Introduction
I first created this website last year, and I pieced it all together by hand using the aws console. Shortly after getting it running, I neglected to contribute to it. About a year later I found myself wanting to contribute to it with a more regular cadence, but had no idea how I had gotten it up and running in the first place. Rather than playing detective and uncovering my old steps, I decided to gut the whole thing and start over (of course.)
This past year I have gotten a bit more exposure to HashiCorp’s Terraform and decided that this time around I would employ the paradigm of infrastructure as code to provision the infrastructure required to run my website–this way, in the future I could just peak at my Terraform scripts to get an understanding of how I pieced it all together.
For this post I am using & building off of the work from this article posted by runatlantis.io, so shout out to those folks for their work. Additionally, I address an issue the runatlantis team cited for migrating off of AWS with the aws-cli and a shell script at the end–creating a CloudFront Invalidation event upon deployment.
Project Wish List
I have a small wish list for my project:
- Website Served over SSL (This will be accomplished with CloudFront and AWS Certificate Manager)

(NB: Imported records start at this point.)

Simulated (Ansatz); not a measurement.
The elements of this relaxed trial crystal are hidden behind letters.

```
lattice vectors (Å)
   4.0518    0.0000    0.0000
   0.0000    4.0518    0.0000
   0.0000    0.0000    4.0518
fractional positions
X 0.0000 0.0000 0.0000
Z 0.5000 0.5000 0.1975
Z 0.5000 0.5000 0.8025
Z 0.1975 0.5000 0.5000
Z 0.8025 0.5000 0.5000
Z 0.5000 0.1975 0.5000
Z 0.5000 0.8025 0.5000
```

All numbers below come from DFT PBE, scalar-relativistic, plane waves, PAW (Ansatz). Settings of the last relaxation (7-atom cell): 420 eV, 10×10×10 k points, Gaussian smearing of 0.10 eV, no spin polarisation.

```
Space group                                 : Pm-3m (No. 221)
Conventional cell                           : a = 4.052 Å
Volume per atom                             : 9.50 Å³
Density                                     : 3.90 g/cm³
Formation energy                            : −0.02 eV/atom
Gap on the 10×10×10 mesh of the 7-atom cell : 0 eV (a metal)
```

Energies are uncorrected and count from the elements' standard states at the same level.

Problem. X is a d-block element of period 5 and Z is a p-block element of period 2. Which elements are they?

- A Subdomain for hosting downloads. https://files.johnsosoka.com is the target subdomain, this will point to its own S3 bucket, separate from the rest of the site.
- Both www.johnsosoka.com & johnsosoka.com to resolve (this requires 2 S3 buckets, one to redirect to the other)
- Easy to read & pick up later–If i abandon this again, I should be able to understand how it runs quickly.
Requirements
To accomplish this, we will need properly configured tools. Terraform utilizes the AWS CLI under the hood to identify the state of and provision resources.
Install AWS CLI
Installing the AWS CLI on linux is pretty straight forward. You can find a more up-to-date guide from amazon here
Download the zip,
# download
curl "https://awscli.amazonaws.com/awscli-exe-linux-x86_64.zip" -o "awscliv2.zip"
# unzip
unzip awscliv2.zip
#install
sudo ./aws/install
Verify the installation:
aws --version
You should see the version returned & maybe a few other details. My output was:
aws-cli/2.2.29 Python/3.8.8 Linux/5.11.0-34-generic exe/x86_64.ubuntu.20 prompt/off
Congrats, you have installed the aws-cli. Create an iam user which can be accessed with an access_key, this user will be what terraform uses to provision resources on aws so be sure that it has relevant permissions.
Once your user is set up, issue the following command to configure:
aws configure
Install Terraform
For up-to-date terraform installation instructions, check the hashicorp website
-
sudo apt-get update && sudo apt-get install -y gnupg software-properties-common curl
-
curl -fsSL https://apt.releases.hashicorp.com/gpg | sudo apt-key add -
-
sudo apt-add-repository "deb [arch=amd64] https://apt.releases.hashicorp.com $(lsb_release -cs) main"
-
sudo apt-get update && sudo apt-get install terraform
Verify the installation by issuing the help command:
terraform -help
If the command resolves and you get some help text then you should be all set to proceed.
Writing the Terraform Configuration.
I split my terraform configuration into multiple files to make this more approachable later when I inevitably start poking around to figure out how I set this up. I have grouped my configurations by resource or resources if they are closely related.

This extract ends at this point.